Labour Research December 2007

Reviews

Changing Venezuela by taking power

The history and policies of the Chávez government

Gregory Wilpert, Verso, 352 pages, paperback, £16.99

Journalist Greg Wilpert has written many useful reports from Venezuela on the Venezuelanalysis website he edits, and this book is an informative look at the recent history of the country. He writes from experience as he has lived in the country under the Chávez administration.

He concentrates on explaining the policies of Hugo Chávez’s government and is scathing about the right-wing US–backed opposition. Whilst the book is positive about developments in Venezuela under Chávez, it is more critical than most left-wing accounts, detailing problems of corruption and bureaucracy.

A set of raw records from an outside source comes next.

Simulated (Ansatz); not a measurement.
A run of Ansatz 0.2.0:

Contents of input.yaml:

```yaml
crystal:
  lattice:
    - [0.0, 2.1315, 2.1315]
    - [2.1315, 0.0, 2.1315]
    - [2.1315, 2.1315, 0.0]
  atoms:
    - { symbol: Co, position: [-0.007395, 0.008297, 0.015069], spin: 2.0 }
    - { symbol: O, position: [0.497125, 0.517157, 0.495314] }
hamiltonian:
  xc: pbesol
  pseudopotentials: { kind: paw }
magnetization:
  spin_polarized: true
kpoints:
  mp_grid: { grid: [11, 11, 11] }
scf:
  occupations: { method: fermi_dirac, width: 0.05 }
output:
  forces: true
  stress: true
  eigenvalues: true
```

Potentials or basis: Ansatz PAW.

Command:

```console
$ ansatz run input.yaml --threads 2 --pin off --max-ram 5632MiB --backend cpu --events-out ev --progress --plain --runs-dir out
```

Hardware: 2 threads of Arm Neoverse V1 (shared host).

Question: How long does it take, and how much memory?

The book contains some important information on workplaces, although it states that the UNT union federation is “weak”. Wilpert points out that the co-management schemes in a small number of firms have not gone very far, and that many nationalised industries are still run in top-down fashion.

Wilpert concludes by asking what is 21st-century socialism by looking at Chávez’s most recent policy announcements from the nationalisation of key sectors to the non-renewal of the broadcast license of the main opposition TV station. He questions whether outside observers are right to say that these recent developments will turn Venezuela into an “elected dictatorship” or a “Castro-communist” dictatorship.

Overall the book is optimistic that Venezuela “remains one of the best beacons of hope for a newly invigorated left in Latin America”.